EMEA News
Political Groups Argue for Shipping to Be Included in Paris Climate Deal
The majority of the political groups represented on European Parliament's environment committee are urging European leaders to include international shipping and aviation in the global climate deal scheduled to be signed in Paris in December, environmental group Transport & Environment (T&E) announced this week.
Environment ministers from all 28 members of the European Union (EU) are scheduled to meet later this month to finalise the EU's official position going into the Paris deal.
According to the organisation, seven out of eight groups on the environment committee have written letters to EU heads of state, arguing that "to promote increased climate ambition from ICAO (International Civil Aviation Organization) and IMO (International Maritime Organization) like all the other sectors of the global economy, aviation and international shipping require an emissions reduction target."

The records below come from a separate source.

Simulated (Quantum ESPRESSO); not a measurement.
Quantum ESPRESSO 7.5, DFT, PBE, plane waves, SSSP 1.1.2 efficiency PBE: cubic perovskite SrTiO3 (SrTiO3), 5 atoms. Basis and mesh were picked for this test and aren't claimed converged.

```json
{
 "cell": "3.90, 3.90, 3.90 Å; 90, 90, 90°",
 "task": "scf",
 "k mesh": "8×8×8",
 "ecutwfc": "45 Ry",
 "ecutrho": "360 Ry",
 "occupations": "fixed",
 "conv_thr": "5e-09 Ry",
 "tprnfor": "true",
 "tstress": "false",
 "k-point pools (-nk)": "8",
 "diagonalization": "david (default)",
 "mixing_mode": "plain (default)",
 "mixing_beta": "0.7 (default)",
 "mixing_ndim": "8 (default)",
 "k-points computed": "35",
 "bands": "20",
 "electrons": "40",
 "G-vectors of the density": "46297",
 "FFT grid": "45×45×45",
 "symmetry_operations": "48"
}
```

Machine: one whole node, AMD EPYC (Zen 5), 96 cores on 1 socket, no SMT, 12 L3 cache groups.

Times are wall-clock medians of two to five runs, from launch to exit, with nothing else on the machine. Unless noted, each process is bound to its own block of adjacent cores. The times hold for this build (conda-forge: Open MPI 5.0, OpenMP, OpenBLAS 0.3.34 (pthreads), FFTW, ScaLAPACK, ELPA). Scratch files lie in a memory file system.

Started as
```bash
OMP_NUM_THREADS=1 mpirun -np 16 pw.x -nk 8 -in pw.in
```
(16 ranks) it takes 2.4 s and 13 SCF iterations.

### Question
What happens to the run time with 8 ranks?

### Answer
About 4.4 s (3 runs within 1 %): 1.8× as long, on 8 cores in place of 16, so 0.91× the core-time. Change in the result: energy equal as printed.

"There is no reasonable excuse to continue exempting these two economy sectors from the global policy framework," the groups said.
T&E said that together, the two sectors account for 8 percent of the "global climate change problem," with shipping emissions expected to grow between 50-250 percent by 2050.
"It's simply fair to demand from two economic sectors with emissions the size of Germany and South Korea to reduce CO2 emissions in line with keeping the global temperature increase below 2 degrees celsius," said Sotiris Raptis, clean shipping officer at T&E.
"The IMO and ICAO have been procrastinating so far."
The organisation has long called for a global emissions target for shipping, having commented earlier this year that only hard targets will be effective in dealing with global emissions.